I degauss with the machine on. Then I can see what is being hit by the
coil.. Some areas may need more degaussing.
There is a difference in how the tubes are made now.. Not certain what
the deal is.....
JB
-----Original Message-----
From: Mark E Davidson [mailto:mark@basementarcade.com]
Sent: Thursday, August 14, 2003 2:23 PM
To: vectorlist@vectorlist.org
Subject: Re: VECTOR: monitor degaussing
This brings up an interesting question I had the past 5000 miles to
ponder as I have just returned from a "drive all over the planet"
vacation. My conversion van has a standard "tube" monitor in it... How,
come I can drive all over creation with it, and never have a degaussing
problem, but when I move an arcade game across the room it becomes a
mess? What is different in a newer TV vs a newer monitor (be it vector
or raster)
And why degauss off? My electronics teacher taught us to do it on
-=Mark=-
Rodger Boots wrote:
Bret Pehrson wrote:
also what the best procedure is. What I saw him do was a
circular motion gradually backing away from the machine.

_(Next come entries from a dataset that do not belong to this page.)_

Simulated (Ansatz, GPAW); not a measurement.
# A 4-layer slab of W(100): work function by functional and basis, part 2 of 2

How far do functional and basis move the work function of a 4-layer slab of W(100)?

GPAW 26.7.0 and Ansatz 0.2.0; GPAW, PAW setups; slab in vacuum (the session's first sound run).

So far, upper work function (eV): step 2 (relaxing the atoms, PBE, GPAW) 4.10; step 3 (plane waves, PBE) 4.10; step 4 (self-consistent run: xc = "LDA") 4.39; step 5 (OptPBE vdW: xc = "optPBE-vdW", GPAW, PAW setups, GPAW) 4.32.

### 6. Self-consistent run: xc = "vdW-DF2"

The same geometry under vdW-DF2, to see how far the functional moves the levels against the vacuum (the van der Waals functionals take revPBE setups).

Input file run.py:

Yep, that's it -- back away about 6 feet if you can.
Do the procedure w/ the monitor OFF.
Monitor off doesn't matter too much (after all the built-in degauss
obviously runs with the monitor on). It's way more fun to degauss with
the monitor on.
Doesn't matter if there are a lot of games in the room as long as you
can get over 6 feet from all of them when you turn off the coil. If you
can't get that far back another option is to plug the coil into a Variac
(variable transformer) and slowly turn down the power (no less than 5
seconds from full to off).
UNPLUG THE COIL WHEN NOT USING IT! Most coils have momentary switches,
but I've seen some that could be left on. A coil left on will get
seriously hot and self destruct, possibly causing a fire.
I never really thought about it before, but degaussing a game that uses
tape cartridges for sound, tape for the program (the old Deco cassette
system), or hard drives or floppy drives could be seriously damaged by a
powerful degaussing. The built-in degaussing isn't a threat (not that
strong and doesn't wander around the room).
Also, take off your watch, especially modern watches with analog faces.
One tech at my Real Job always had to reset his after a degauss because
the hands would spin at high speed when the coil was on.
Also, I've had a case or two where the monitor metal frame had become
magnetized. In this case, I 'degaussed' the sides of the frame, then
degaussed the CRT using the normal procedure.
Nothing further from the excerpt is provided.